Rupiah Drops to Four-Year Low After Trade Gap Swells to Record

Indonesia’s rupiah weakened to the lowest level in more than four years after the country reported a record trade deficit for July. Government bonds rose.

The currency’s forwards reversed gains as an official report today showed the shortfall widened to $2.3 billion, the largest ever, according to Suryamin, chairman of the country’s statistics office. The median estimate of economists surveyed by Bloomberg was for a $393 million deficit. Inflation surged to 8.79 percent in August, the fastest since January 2009 and close to the 8.95 percent forecast in another survey.

The rupiah slid 0.5 percent to 10,978 per dollar as of 4:09 p.m. in Jakarta, the weakest since April 2009, prices from local banks compiled by Bloomberg show. The spot was 4.7 percent stronger than the one-month non-deliverable forwards, which fell 0.5 percent to 11,497, data compiled by Bloomberg show.

“The market is surprised to see the trade figures,” said Eric Alexander Sugandi, a Jakarta-based economist at Standard Chartered Plc. “This is a result of Indonesia’s strong growth coupled with its dependence on imports for capital goods, while commodity prices remain weak.”

Imports rose 6.5 percent from a year earlier to $17.4 billion in July, the largest amount in data going back to January 2008, a report showed today. Exports fell 6.1 percent, the 16th monthly decline.

Volatility, Bonds

An offshore fixing used to settle forwards was set at 11,260 today by the Association of Banks in Singapore, 2.5 percent weaker than the spot rate. One-month implied volatility, a measure of expected moves in the exchange rate used to price options, rose 42 basis points, or 0.42 percentage point, to 18.81 percent, data compiled by Bloomberg show.

“Bank Indonesia is present in the market to guard rupiah stability,” said Fahrudin Haris Prastowo, a fixed-income trader at PT Bank Rakyat Indonesia in Jakarta. “A weakening rupiah would indirectly support exports and improve the trade balance, which should narrow in the coming months.”

The nation’s current-account deficit widened to a record $9.8 billion in the second quarter, according to central bank data. Standard Chartered plans to raise its forecast for this quarter’s shortfall following the trade data, Sugandi said, adding that it will be smaller than the previous three months.

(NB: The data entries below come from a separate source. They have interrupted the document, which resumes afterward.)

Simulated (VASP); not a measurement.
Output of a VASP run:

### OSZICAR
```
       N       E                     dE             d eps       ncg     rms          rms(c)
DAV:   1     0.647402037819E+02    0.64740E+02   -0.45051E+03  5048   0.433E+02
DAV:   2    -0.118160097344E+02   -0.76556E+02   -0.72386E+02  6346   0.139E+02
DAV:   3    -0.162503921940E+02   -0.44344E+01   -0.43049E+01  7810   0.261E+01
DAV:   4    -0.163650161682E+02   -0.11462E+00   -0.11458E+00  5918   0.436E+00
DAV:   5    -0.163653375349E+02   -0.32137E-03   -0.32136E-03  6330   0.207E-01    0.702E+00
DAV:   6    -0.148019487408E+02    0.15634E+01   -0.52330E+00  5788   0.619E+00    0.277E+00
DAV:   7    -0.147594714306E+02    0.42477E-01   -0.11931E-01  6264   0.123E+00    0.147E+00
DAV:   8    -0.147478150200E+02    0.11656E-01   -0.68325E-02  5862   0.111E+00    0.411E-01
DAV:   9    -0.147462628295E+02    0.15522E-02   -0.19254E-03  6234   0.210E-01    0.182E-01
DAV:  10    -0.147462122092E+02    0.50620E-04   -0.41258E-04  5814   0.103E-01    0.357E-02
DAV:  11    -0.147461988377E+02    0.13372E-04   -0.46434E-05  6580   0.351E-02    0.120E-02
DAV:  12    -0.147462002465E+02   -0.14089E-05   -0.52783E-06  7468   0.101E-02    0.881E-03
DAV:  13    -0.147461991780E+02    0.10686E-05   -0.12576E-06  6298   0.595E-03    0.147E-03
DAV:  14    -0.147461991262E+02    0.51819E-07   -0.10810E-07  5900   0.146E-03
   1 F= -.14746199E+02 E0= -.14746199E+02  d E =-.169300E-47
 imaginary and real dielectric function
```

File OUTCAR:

The Central Statistics Agency will change the inflation base year to 2012 in October or November, Suryamin, who uses just one name, said on Aug. 1. The list of commodities included in consumer price basket will be expanded to more than 800 items from about 700, he added.

The yield on bonds due May 2023 fell one basis point to 8.40 percent, prices from the Inter Dealer Market Association show.